Recently a known SEO (name reserved) inquired me about some aspects of IDF (Inverse Document Frequency). Below are three of his questions.

I am partially reproducing/editing my responses, so it might help other SEOs with similar questions.

Questions 1 and 3 are related so I will answer both first.

1) Why is a log function used for calculating IDF?
3) Would it be accurate to describe IDF as “the ratio of documents in a collection to documents in that collection with a given term”? I’m guessing your answer would be, IDF is the [LOG of ” the ratio of documents in a collection to documents in that collection with a given term”]? Which brings us back to question, I guess? hehe

The reason for using logs can be trace back to two assumptions made in IR:

I. that scoring functions are additive.
II. that terms are independent.

While in some models II might not be present, both (I and II) play well with logs since these also are additive.

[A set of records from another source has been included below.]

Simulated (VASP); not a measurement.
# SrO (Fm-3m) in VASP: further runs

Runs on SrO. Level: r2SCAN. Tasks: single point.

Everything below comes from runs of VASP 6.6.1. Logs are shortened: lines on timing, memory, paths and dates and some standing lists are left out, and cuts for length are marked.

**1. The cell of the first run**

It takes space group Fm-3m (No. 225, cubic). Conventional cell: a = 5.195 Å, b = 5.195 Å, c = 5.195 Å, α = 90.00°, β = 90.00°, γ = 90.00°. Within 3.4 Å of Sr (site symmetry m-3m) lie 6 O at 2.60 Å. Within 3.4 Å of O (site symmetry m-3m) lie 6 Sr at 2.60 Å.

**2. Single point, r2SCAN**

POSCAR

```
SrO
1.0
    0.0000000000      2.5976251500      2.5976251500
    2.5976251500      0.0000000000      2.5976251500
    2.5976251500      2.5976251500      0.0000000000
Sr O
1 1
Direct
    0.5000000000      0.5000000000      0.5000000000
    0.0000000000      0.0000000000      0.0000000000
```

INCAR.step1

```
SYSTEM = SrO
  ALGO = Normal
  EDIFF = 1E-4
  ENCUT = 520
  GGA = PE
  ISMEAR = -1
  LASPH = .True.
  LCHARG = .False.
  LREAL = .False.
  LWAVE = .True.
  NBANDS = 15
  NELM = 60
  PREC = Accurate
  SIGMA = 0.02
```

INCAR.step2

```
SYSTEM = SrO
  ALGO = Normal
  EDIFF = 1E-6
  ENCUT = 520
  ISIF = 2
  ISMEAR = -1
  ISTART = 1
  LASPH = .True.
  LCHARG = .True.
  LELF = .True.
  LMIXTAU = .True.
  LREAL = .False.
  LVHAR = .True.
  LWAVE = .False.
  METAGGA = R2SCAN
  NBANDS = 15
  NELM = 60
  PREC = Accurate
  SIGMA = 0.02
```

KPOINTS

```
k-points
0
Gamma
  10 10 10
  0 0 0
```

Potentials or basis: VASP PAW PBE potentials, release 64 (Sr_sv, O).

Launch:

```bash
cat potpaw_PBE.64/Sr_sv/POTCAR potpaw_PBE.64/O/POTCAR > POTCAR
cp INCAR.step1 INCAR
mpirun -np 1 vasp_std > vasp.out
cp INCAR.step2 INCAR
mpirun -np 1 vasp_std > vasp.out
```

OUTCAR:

These functions and why the use of logs is explained in the recent RSJ-PM Tutorial http://www.miislita.com/information-retrieval-tutorial/information-retrieval-probabilistic-model-tutorial.pdf

Document Frequency (DF) is defined as d/D. This is a probability vale where d is the number of documents containing a given term and D is the size of the collection of documents. If we take logs we obtain log(d/D).

For D > d, log(d/D) gives a negative value. To get rid off the negative sign, we simply invert the ratio inside the log expression. Essentially we are compressing the scale of probability values so that very large or very small quantities can be compared. Log(D/d) is now conveniently called Inverse Document Frequency.

Now going back to d/D, this is a probability estimate p that a given event has occurred. Let the presence of a term in a document be that event. If terms are independent, it must follows that for any two events, A and B

p(AB) = p(A)p(B).

Taking logs we can write

log[p(AB)] = log[p(A)]+ log[p(B)]

It is easy to show that, for two terms,

log(d12/D) = log(d1/D) + log(d2/D)

Inverting and using the definition of IDF we end up with

IDF12 = IDF1 + IDF2

validating assumption I that IDF, as a scoring function, is additive.

That is, the IDF of a two term query is the sum of individual IDF values. However, this is only valid if terms are independent from one another. If terms are not independent we would have two possibilities; i.e.,

p(AB) > p(A) + p(B)

or

p(AB) < p(A) + p(B)

and we cannot say that the IDF of a two term query (e.g, a phrase) is the sum of individual IDF values. Assuming the contrary, as some SEOs claim to promote their keyword tools, is plain snakeoil.

2) What do you mean by ‘discriminatory power’ in the phrase “IDF is a measure of the discriminatory power of a term in a
collection.”

This is a legacy idea from Robertson and Sparck Jones. The discriminatory power of a term (aka term specificity) implies that terms too frequently used are not good discriminators between documents. If a  term is used in too many documents its use to discriminate between documents is poor. By contrast, rare terms are assumed to be good discriminators since they appear in few documents.

The RSJ-PM Tutorial was written to kill for good some misconceptions regarding IDF. In it we explain why IDF is considered by Robertson and Jones a particular RSJ weight in the absence of relevance information.

In a nutshell, IDF is a collection-wide estimate and as such the question on whether documents containing the terms being queried are relevant to these is unknown. Similarly, the questio on whether documents without the query terms are relevant or not is unknown and often remains unscrambled when we just look at the d/D and d/(D – d) collection-wide ratios. All we can say is that relevant documents might have a higher probability of containing query terms in comparison with other documents from the collection as a whole. But we could make this assertion without resourcing to IDF.

In the case of Web documents, these often are about multiple topics. Many documents aggregate content from dissimilar sources (news headlines, rss, blogs, etc) and said document content might change in time. The mere mention of a term (regardless of repetition) is not a proof of its relevancy or of its importance with respect to the topics discussed in a document.

Thus, the idea that we can assess if terms are relevant to a document by simply comparing IDF values is missing the whole point and defeats the purpose for which the RSJ-PM model and many of its variants were developed.